Amazing patterns of bird flight captured in “ornithography”

January 26, 2020 • 2:15 pm

Reader Lenora called my attention to some stunning bird photos on Atlas Obscura, which you can see in the following article (click on screenshot):

Have a look!

Ornithography #153. All photos by Xavi Bou

As author Winnie Lee notes, Bou captures the flight pattern of either single birds or groups of birds by taking videos and then lumping (as I gather) several frames into a single image).

Dark, sinuous lines float in a blue sky. It seems straight out of sci-fi or fantasy—a fantastical spacecraft transitioning into its cloaking shield, or a mythical beast in flight. In reality, it is cranes at Gallocanta Lake in Spain, dozens of them, traveling between where they feed in the fields and where they sleep in the water. It is many frames, compressed to a single moment. Catalan photographer Xavi Bou is fascinated with birds and the challenge of making their flight patterns visible. He has combined his passions for nature, art, and technology to create these images which he calls “ornithography,” from the Greek ornitho– (“bird”) and graphe (“drawing”).

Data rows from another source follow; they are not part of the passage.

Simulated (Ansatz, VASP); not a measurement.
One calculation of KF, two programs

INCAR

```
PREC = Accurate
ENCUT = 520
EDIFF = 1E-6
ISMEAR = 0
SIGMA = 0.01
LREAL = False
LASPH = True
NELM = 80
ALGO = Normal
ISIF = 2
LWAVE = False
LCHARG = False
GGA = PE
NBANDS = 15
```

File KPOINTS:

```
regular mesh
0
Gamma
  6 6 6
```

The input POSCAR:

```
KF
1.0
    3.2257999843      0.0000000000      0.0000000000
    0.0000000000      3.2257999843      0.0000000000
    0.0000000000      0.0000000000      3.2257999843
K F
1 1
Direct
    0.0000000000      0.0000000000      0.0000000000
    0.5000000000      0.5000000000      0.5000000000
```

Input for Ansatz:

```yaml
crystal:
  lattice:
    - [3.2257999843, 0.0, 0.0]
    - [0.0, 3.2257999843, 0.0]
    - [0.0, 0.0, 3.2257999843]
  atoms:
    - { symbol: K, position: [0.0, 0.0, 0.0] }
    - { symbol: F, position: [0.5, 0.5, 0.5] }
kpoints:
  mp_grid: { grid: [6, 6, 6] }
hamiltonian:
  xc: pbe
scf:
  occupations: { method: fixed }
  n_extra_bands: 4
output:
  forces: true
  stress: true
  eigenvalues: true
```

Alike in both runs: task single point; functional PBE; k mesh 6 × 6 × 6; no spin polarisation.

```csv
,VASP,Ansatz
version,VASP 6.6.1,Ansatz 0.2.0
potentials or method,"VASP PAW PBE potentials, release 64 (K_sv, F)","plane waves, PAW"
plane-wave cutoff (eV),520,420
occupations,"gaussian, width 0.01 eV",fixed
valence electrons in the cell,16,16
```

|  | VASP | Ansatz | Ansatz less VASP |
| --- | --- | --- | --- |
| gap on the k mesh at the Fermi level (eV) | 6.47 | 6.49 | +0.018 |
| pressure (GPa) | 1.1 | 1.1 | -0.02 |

These seem to be the cranes:

Ornithography #97

Here’s how he does it; I don’t fully understand how it works but perhaps a reader can clarify:

Creating these images is a slow process. He might spend a couple of days at a site recording video footage. Then it can take a week to 10 days to process the images in low resolution, and then another week to create a high-resolution final image. “To be able to show a period of time in a single image and not do it through a long exposure,” he says, “what I discovered is that I had to take many images per second and merge them into one. I shoot between 30 and 120 frames per second, so I use high-resolution movie cameras and shoot most of the time in slow motion … Then I merge the sequence into a single image.”

At any rate, the images of flight are stunning, and I’ll show three more (you can see many more at the Instagram site linked to his name above):

Ornithography #123


Ornithography #126

And this must be a murmuration!

Ornithography #62


14 thoughts on “Amazing patterns of bird flight captured in “ornithography”

  1. “Ornithography”

    You know – I think he’s earned it – ornithography it is…. I guess it’s his own field he invented.

  2. The key difference in technique compared to long exposures is that he merges still frames that each have a short exposure and thus little motion blur individually. (Recall that “slow motion” implies high frame rates and thus a short exposure time per frame.) He will then pick just one frame per dozen or dozens and overlay them. As a result, we see each bird in well-separated instances throughout its phases of flight. This technique is not that far removed from Eadweard Muybridge’s famous work on the motion of people and [other] animals.

    A bird flight path on a long exposure would just create a blurred streak. Long exposures de-emphasize moving objects, which is why it can be used to “keep out” cars or people from shots of street scenes or tourist sights.

    1. I imagine the talk of processing in low res before merging in high res refers to setting up filters in Lightroom (or whatever) for optimum exposure, contrast, etc. and to compensate for variations in lighting conditions during the course of the video shoot.

  3. Birds do not seem to be intent on getting from A to B. There’s something very fanciful in the way the birds occupy their airy domain. I have to believe they think of flight as fun as well as functional.

    1. I’d say you’re right about that. “Straight as the crow flies”? Tell that to a crow zoming around doing aerobatic rolls. Every day I see flocks of urban pigeons all over the city doing aerial manoeuvers in tight formations, then perching, only to rise in unison again and course and wheel some more. Countless additional examples.

  4. Simply amazing.

    That last photo looks like something out of Lord of the Rings…a mass of crows leaving the black tower of Isengard. I think it’s a clump of trees, but with a little imagination it’s Orthank.